At last, a quarter of a century after his death, there’s a new documentary about the Irish writer Hubert Butler (1900-1991). It’s a beautiful film, even if it deals with horrific subjects including genocide and collusion.
But how to begin to describe Butler’s life and work?
As “Ireland’s Orwell”, one of the world’s great essayists, yet still relatively unknown today, even in his own country?
As a man of action too, who smuggled dozens of Jewish people into Ireland from pre-war Austria, at a time when Ireland’s refugee policy was still basically anti-Semitic?
As an Irish Protestant republican in a Catholic fundamentalist State, the trouble-maker once denounced by the papal nuncio as a dangerous communist?

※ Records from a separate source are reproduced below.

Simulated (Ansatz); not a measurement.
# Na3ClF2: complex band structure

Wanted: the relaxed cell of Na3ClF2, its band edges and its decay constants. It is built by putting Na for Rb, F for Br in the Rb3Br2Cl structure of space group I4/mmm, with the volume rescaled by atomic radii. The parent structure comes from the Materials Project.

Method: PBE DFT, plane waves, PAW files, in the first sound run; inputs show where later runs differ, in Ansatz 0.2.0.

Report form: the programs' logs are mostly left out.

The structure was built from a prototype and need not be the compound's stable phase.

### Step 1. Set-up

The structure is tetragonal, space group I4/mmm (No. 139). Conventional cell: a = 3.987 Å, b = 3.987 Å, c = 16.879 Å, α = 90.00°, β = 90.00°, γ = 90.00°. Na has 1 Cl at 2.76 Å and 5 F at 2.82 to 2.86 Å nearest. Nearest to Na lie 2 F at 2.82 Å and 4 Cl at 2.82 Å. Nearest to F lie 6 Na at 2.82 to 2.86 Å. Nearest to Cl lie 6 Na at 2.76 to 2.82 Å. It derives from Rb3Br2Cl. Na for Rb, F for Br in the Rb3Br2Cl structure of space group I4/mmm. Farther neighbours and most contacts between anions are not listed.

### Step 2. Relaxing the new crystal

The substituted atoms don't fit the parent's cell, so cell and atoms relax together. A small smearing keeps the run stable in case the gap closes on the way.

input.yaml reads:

As, in journalist Fintan O’Toole’s words, “a detective without a client”?
Or as the humble apple-growing market gardener from County Kilkenny?
Johnny Gogan’s new documentary about Butler gets its world premiere tonight in the Light House cinema in Smithfield, as part of the Dublin International Film Festival.
The location is appropriate. Three streets away from the picture house is the Lilliput Press in Stoneybatter, which has championed Butler’s work for more than three decades. In 1985 Lilliput published Escape from the Anthill, his first collection of essays. He was 85 at the time. That’s how much he was isolated and neglected up till then.
Lilliput was barely a year old, the collection was one of its first titles. At the time it was still based in County Westmeath (the publishing house only moved to Arbour Hill in Stoneybatter in 1989).
Here are some official programme notes from the film festival about the documentary:
In this, the first documentary on Butler and his work, Johnny Gogan traces the writer’s journey through Stalinist Russia of the early 1930s, through pre-war Vienna where Butler worked to smuggle Jews into Ireland, to his exposure of the hidden genocide of half a million Orthodox Serbs in WW2. Using recently declassified documents, this highly visual and expansive film explores why Butler ‘was fifty years ahead of his time’ and ‘one of the great Irish writers’.
The documentary’s interviewees include poet and essayist Chris Agee; Butler biographer the Rev Dr Robert Tobin (he wears a dog collar but he’s cool); Butler essay collection “foreword writers” Fintan O’Toole and Roy Foster; journalists Olivia O’Leary and Lara Marlowe; Butler’s daughter Julia Crampton and granddaughter Suzanna; family friend Peter Smithwick; and, towards the end of the film, Lilliput’s Antony Farrell.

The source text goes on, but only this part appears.